The birds are chirping, squirrels (I hate those little rats with fuzzy tails) are running across the telephone wires, and people are beginning to walk their dogs.
As is my ritual, I start my day reading, particularly if I don’t already know what I’m going to blog about, which is the case this morning.
Sure, I could write about the absolute disaster that is Amy’s Baking Company Bakery Boutique & Bistro, but I think the way those business owners are behaving on Facebook is completely on purpose (they’ve been known to behave the same way on other sites, such as Yelp) so I won’t give them more than a…it really is worth reading because the meltdown is epic.
The PR Industry Needs Better PR
So I opened an article Roula Amire sent me and went down the rabbit hole of clicking on all the links in the story.

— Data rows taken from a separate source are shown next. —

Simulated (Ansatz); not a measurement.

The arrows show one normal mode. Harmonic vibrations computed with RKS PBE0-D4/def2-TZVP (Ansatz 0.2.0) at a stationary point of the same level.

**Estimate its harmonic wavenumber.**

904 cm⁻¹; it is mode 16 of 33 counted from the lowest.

Titled, “The PR Industry Needs Better PR,” I rejoiced and began to read.
The author, Martine St. Victor (such a great name!) tells the story of how Samantha Jones, the “promiscuous party-hopping commitment-phobic PR professional” from Sex & the City set the stage for the stereotype that is the profession.
Not to be outdone, of course, by PR Girls and Lizzie Grubman, who was arrested and jailed in 2002 for backing her car into a crowd of bystanders at a nightclub.
But what struck me the most about the article? Are you sitting down? This is going to hurt.
In a recent article entitled “How to Apply PR Skills at Networking Events,” the article’s author writes: “The best female publicists know how and when to reveal a bra strap.”
So, of course, I clicked.
PR Skills at Networking Events?
The article, written a couple of years ago, talks about how to use your PR skills at a networking event (I still haven’t figured out what PR skills those are, but we’ll go with it).
The author suggests things such as: Listen and interact, make eye contact, “it’s not about me; it’s about you,” and dress the part.
I’m still trying to figure out how those are PR skills, but still going with it.
- Listen and interact. “The worst publicists talk to you and ask few questions. The best publicists know how to drive conversations.” First of all, PR and publicity are not the same. I feel like I’m going to say that until I’m literally blue in the face, but they’re not the same. Secondly, these are not skills of publicists. These are skills of human beings who know how to listen.
- Make eye contact. “This is a common sense rule, but many people at this networking event failed to make consistent eye contact.” OK. I’ll give him this one…sort of. When we do media training, we teach executives not to look around the room while they’re talking to a reporter. Just like it does anyone else, it makes a journalist feel like you’re looking for someone more important. And, if you make a journalist feel that way, they’re surely to write a story about you that isn’t so flattering.
That said, it’s not the skill of a PR person. I was recently at a fundraising dinner and a woman asked me a very specific question. While I answered her, she was scanning the room and, right in the middle of a sentence, she put her hand on my arm and said, “I’m so sorry. I see the Alderman over there.” And she bounced away. I felt like an idiot and now I have zero respect for her.
- It’s not about me. It’s about you. “In publicity, I tell clients we need to think of what the media needs – not what you need. It’s no different at networking events.” Again, not a PR skill. It’s a HUMAN BEING SKILL.
- Dress the part. But here’s the kicker: “The best female publicists know how and when to reveal a bra strap. The best male publicists know when a touch on the elbow is appropriate and how long to hold on during a handshake.” I have no words. NO. WORDS. The kicker? The people in the comments agree with this statement.
I’m with Martine St. Victor…the PR industry does need better PR.
Let’s start with those who call publicity PR and then move to those who think a bra strap revelation means you’re networking like a PR pro.